The Messenger, Georgia
May 31 2005

Georgia, Russia ready to ink deal on base pullout

Akhalkalaki base to be gone by October 2007, Batumi base by January 2008

By Mary Makharashvili


The entrance to the Russian base in Akhalkalaki; on Monday Russian
and Georgian officials agreed to immediately begin closing down the
base and withdrawal at least 20 tanks by September 1

After nearly six years of gridlock, Tbilisi and Moscow are two
signatures away from finalizing the agreement concerning the last
remaining Russian military bases in Georgia.

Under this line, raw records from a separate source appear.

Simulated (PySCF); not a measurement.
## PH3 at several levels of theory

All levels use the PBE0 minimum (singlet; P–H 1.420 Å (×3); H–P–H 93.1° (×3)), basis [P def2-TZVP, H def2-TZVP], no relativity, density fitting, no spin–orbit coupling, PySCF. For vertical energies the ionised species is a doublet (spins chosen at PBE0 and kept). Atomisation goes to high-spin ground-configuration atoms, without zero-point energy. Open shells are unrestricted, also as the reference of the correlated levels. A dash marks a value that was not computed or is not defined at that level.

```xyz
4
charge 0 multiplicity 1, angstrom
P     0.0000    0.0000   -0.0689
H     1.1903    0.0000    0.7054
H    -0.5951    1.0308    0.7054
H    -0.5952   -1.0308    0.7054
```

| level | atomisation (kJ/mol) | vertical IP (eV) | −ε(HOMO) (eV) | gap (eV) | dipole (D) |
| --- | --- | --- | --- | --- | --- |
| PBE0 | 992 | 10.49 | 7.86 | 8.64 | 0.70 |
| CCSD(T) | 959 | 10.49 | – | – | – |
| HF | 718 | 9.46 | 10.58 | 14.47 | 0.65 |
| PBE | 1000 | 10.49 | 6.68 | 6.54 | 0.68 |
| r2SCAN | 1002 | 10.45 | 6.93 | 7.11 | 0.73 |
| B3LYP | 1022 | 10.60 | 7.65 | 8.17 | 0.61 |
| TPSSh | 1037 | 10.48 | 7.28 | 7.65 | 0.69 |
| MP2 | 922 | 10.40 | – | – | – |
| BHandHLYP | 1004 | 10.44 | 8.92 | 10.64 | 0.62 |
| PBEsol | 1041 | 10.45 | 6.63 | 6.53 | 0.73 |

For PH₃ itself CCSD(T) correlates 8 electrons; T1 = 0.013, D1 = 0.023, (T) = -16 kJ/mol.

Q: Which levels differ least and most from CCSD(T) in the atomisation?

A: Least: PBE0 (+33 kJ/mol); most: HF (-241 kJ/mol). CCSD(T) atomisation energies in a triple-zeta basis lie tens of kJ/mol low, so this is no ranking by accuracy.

The two sides finally completed negotiations Monday, May 30, during
talks between Georgian Minister of Foreign Affairs Salome Zurabichvili
and her Russian colleague Sergey Lavrov. The latest meeting followed
a round of talks in Tbilisi last week.

Tbilisi sources claimed it was Russia that agreed to a compromise
though Georgia's commitments in the agreement have not been fully
disclosed. According to reports, the Russian government agreed to
start withdrawing from Akhalkalaki first, followed by the base in
Batumi. This process should last until January 1, 2008, which gives
the Russian army around two-and-a-half years to close the bases.

"I am happy to announce that the negotiations dealing with the final
document concerning different issues in Russia-Georgian relations
are over. In this document, a significant importance is given to
the process of the withdrawing Russian military bases - first from
Akhalkalaki and then from Batumi," Lavrov said at a press briefing
after the negotiations.

According to Zurabishvili, the talks marked an important landmark
in negotiations. "A very constructive and important step was made,"
she said. "We achieved the aim we were working on."

Gela Charkviani, the presidential spokesman, said that the decision
to have this latest meeting was the result of a telephone conversation
between the Georgian and Russian presidents on May 26.

In a briefing on Monday evening he also read aloud certain sections of
the document. According to the agreement, the Russian military bases
will suspend their activities and exist in a "withdrawal regime." The
withdrawal of heavy equipment will begin this year and at least 40
pieces of heavy equipment will be removed by September 1, including
20 tanks.

It is not clear, however, where the Russian army will transfer the
equipment to. Reports that it could speed the withdrawal by taking
the arms to Armenia were met with heavy protests in Baku.

The document also specifies that the Russian side has until June 15,
2005 to transfer ownership of a tank repair factory in Georgia. They
have until September 1 to transfer other factories and buildings that
do not support the bases in Georgia.

The schedule for the pullout is laid out clearly according to reports
of the agreement. "After the signing of the document, Russian soldiers
will organize the withdrawal of equipment and other belongings. The
withdrawal of heavy equipment from Akhalkalaki should occur by the
end of 2006. The withdrawal of the entire base of Akhalkalaki will
be completed by October 1, 2007," the document stipulates.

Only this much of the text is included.